Key technologies and demonstration of combined cooling, heating and power generation for low-carbon buildings/neigbouhoods with clean energy

The commitment of the ChiNoZEN project is to contribute to a significant increase in the share of low-carbon buildings and neighbourhoods through cooperation between leading Chinese and Norwegian scientists. The ChiNoZEN project supports the transition to a reliable, affordable, publicly accepted, sustainable built environment, aiming at reducing fossil fuel dependency in the face of increasingly scarce resources, growing energy needs, and threatening climate change. The project delivers new knowledge, solutions, and innovative technologies for low-carbon buildings and neighbourhoods. The key result of the ChiNoZEN project is a combined cooling, heating and power generation system able to meet the needs of low-carbon communities to fully absorb nearby available renewable energy. The novel system comprises: 1. Solar technology for hybrid photo-voltaic and thermal energy harvesting (WP1). 2. Biogas technology for combined cooling, heating and power generation (WP4). 3. High-temperature heat pump technology using natural/green working fluids to facilitate renewable energy production and storage. A high-temperature heat pump generates heat above 100°C and is driven by the power output from the renewable sources (WP2). 4. Medium-temperature heat storage technology to eliminate the challenge of variations and mismatch between energy delivery and use. The heat is stored in phase-change materials with storage temperature higher than 90°C (WP1). 5. Control strategy for the novel combined cooling, heating and power production system supported by heat pump and thermal energy storage. All the components are connected in a smart energy grid where delivered energy is balanced with the requirements on the demand side. Energy related human behaviour is adequately considered when designing the system (WP3). A key outcome of the ChiNoZEN project is at least two real-life demonstration projects to serve as hubs for research, development and testing of the novel technologies and systems (WP5).

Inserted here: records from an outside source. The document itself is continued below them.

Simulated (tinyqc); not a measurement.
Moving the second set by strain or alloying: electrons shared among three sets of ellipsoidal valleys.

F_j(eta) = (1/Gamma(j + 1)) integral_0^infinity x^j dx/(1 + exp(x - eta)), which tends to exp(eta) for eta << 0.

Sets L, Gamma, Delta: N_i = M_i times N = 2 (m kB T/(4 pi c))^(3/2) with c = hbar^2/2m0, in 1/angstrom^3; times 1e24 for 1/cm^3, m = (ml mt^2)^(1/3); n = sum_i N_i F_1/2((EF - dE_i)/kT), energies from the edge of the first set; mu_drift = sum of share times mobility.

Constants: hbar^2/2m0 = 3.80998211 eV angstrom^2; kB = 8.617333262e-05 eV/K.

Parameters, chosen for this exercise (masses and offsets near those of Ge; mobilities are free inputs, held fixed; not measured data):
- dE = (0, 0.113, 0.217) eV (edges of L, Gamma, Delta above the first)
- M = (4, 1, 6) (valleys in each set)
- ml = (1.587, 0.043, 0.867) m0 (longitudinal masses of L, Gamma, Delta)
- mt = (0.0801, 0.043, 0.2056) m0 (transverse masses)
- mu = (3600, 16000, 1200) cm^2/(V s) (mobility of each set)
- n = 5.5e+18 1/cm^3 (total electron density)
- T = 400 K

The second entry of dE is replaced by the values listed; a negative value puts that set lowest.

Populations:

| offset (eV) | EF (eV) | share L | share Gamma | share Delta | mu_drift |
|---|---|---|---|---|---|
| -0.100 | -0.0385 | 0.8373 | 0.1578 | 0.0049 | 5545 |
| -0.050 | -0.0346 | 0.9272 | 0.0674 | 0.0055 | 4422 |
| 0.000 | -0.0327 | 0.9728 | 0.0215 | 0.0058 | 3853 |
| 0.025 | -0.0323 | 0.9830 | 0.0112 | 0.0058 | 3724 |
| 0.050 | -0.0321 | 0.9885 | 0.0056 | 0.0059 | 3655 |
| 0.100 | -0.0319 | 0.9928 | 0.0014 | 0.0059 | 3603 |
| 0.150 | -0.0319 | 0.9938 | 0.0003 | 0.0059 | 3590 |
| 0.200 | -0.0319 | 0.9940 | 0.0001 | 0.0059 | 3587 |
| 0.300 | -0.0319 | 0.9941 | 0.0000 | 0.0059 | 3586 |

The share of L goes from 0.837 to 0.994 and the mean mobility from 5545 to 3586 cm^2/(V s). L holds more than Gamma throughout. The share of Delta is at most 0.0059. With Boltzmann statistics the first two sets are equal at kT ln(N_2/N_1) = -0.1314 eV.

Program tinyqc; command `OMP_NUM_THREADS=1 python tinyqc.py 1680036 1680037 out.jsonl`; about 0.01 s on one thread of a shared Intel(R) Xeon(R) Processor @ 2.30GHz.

"Key technologies and demonstration of combined cooling, heating and power generation for low-carbon neighbourhoods/buildings with clean energy - ChiNoZEN" is a collaborative project between Norway and China. Shanghai Jiao Tong University and Norwegian University of Science and Technology coordinates the project. The main mission of the ChiNoZEN project is to find optimal cooling, heating and power generation technologies based on renewable energy, and to increase the understanding of how building and neighbourhood energy flexibility can be used to increase the renewable energy use. The main research objectives of this project are: 1. To propose a novel combined cooling, heating and power generation (CCHP) system that meets the needs of low-carbon neighbourhoods to fully absorb renewable energy. 2. To develop the load peak-shaving technology of renewable energy based on solar energy with thermal energy storage (TES), as well as the new solar-thermal converting devices, the high-temperature heat pump and compact energy storage system (PCM). 3. In the scenario of 100% clean energy, to achieve a high proportion of renewable energy acceptance by energy supply systems in large public buildings and small-scale neighbourhoods, and construct project demonstration. The ChiNoZEN project is divided five work packages: WP1 Performance of grid-connected photovoltaic technologies (PVT) with Thermal Energy Storage (TES) WP2 High temperature heat pump (HTHP) and dynamic performance WP3 Simulation platform and control strategy of CCHP WP4 Key CCHP technologies of low carbon neighbourhood and buildings with multiple energy sources WP5 Demonstration of low carbon neighbourhood and buildings with clean energy A key output of the project will be at least two real-life demonstration projects that will serve as co-creation hubs for research, development and testing of the novel systems, technologies, and processes developed in the ChiNoZEN-project.